Making a more resilient city

City park renovations offers better protection

Avery Bleichfeld

When Allison Perlman, a project manager at the Boston Department of Parks and Recreation, first walked out to Moakley Park in South Boston there were “literally two people” using the space. It was a Tuesday afternoon.

The small number of visitors isn’t strange. The sports fields flood after rainstorms, busy roads isolate the space and rising sea-levels threaten the coastal park.

A city plan aims to renovate the park in order to make it more accessible and more diverse in the activities it offers. The plan also will use the park as a major step in making the shoreline of the city more resilient to the effects of the changing climate. Perlman is managing the Moakley Park project.

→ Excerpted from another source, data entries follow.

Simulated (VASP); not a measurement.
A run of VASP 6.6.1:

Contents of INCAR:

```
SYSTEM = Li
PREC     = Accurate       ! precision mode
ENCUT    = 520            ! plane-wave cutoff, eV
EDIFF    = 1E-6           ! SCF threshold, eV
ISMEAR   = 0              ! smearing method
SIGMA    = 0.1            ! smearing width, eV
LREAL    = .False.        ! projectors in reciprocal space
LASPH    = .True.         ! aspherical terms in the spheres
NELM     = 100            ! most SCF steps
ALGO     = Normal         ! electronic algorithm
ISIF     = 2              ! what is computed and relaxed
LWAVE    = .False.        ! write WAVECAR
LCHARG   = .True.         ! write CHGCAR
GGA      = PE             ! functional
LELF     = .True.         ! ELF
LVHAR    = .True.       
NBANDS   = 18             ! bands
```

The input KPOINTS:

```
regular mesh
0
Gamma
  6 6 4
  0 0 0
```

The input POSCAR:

“It’s a really opportunity to think about how do we provide better recreation, better community spaces, but also add in this climate resiliency piece,” Perlman said, “making sure that we understand that one doesn’t compete with the other but actually benefits the other in creating these really dynamic and high performance landscapes that we’re really interested in building.”

The Moakley Park Vision Plan also allows for a greater connectivity to the waterfront, said Amy Whitesides, studio director at Stoss Landscape Urbanism, the consultant firm for the project.

“Boston is a waterfront city that really hasn’t faced the water and hasn’t really embraced the water in most places, and this is really kind of the first opportunity for a really large waterfront park in Boston that can really be a world-class park,” Whitesides said.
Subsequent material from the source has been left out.